Manjit Dulay was prosecuted alongside former firefighter Martin Ballard over the failings at a development he owned in Leicester, which put ‘dozens of tenants’ lives at risk’.

Leicester Mercury reported on the prosecutions of both Mr Dulay and Mr Ballard over the issues at St Clement’s Court in Leicester, which Mr Dulay owns and which contains over 70 flats.

In 2014, Leicestershire Fire and Rescue Service (LFRS) found – after repeated inspections – a range of ‘urgent improvements’ that he needed to make in order to ‘raise fire safety standards’ across the site.

Issues discovered included a ‘non-functioning’ fire alarm system, ‘useless’ smoke detectors, ‘unsuitable’ fire escape routes and a ‘broken emergency air venting system’.

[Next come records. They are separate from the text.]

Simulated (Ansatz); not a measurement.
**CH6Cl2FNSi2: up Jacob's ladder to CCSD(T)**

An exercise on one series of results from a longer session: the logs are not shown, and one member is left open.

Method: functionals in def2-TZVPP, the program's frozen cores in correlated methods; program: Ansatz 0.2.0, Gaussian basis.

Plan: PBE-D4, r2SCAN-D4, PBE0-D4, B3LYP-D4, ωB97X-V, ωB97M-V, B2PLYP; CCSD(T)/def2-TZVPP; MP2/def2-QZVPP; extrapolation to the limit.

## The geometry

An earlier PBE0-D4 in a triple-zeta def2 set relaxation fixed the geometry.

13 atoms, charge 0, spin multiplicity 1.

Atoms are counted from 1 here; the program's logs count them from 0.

Mr Dulay failed to ‘do all the work required’, so LFRS issued him with an enforcement notice in April 2016, but a ‘more thorough’ assessment by LFRS in 2017 found both ‘recurring problems and new ones’, including that ‘not a single smoke detector in the corridors was functioning’.

LFRS, ‘not wanting to force people out of their homes’, fitted new detectors themselves at the time, and that year Mr Dulay ‘finally’ hired an online company to undertake a fire risk assessment, paying them £400.

However, he ‘never informed them of the enforcement notice or the scale of problems’, and the company sent Mr Bullard – a retired LFRS firefighter – to undertake the assessment.

Mr Bullard was ‘unqualified for the job’, and as such his work on the assessment was ‘so poor’ that he ended up being prosecuted alongside Mr Dulay, who had spent money on ‘illegally’ building two penthouses on the blocks ‘without planning permission’, and yet ‘failed to do the work required to meet fire safety requirements’.

After growing concerns from residents, Mr Dulay was prosecuted at Leicester Crown Court alongside Mr Bullard, pleading guilty to six counts of ‘risking people’s death or injury’ by breaching fire safety regulations, as well as ‘failing to surrender to bail’ in February this year, having ‘absconded for 130 days’ and then missed a later appointment ‘to sign in at a police station’. He was fined £80,000, given a 12 month prison sentence suspended for 24 months, and ordered to pay £66,418 in costs.

Mr Bullard meanwhile was charged with four counts of breaching regulations, and was fined £1,600 and ordered to pay £7,864 in costs. Prosecutor Bernard Thorogood stated: ‘This was a building on occasion without fire alarm protection, which was a very serious situation.

Fire safety failings “increased risk of death”

Each breach gave rise to the risk of death or serious injury. Fire is an indiscriminate killer. Fire and the products of combustion can spread very rapidly.’

He also noted that the building had a ‘serious lack’ of fire resistant barrier, doors that did not fit frames and other units that ‘should have been self-closing’ in a fire, adding: ‘A corridor can quickly become completely filled [with smoke] so that visibility is removed and a single breath can have terrible consequences.’

With 30 to 40 fires in residential blocks every day in the UK, he added, ‘insecure front doors and anti-social behaviour problems’ in the area around the block ‘made the risk of fire greater’.

Mr Thorogood noted in turn: ‘There were repeated attempts by the fire service to help him raise standards. It was his choice to ignore regulatory requirements in the hope they would go away.’

Defending Mr Dulay, Lawrence Henderson said that ‘he’s no businessman – he’s a builder. He has taken on far more than he could manage. He’s trying to keep up with what he’s created’. In response, Judge Robert Brown said: ‘You’re describing a multi-national being run like a corner shop. He’s completely out of his depth.’

He also told Mr Dulay that ‘you’re a builder, not a businessman’, and that ‘a radical new approach to compliance is now necessary’. Defending Mr Ballard, Olivia Beesley said that ‘he was simply out of his depth’, and that ‘it was beyond the training he had.

He knows he’s let down his profession by these offences’. Mr Thorogood concluded by noting that fire safety at the development was ‘much improved’, but still ‘not quite where it should be’.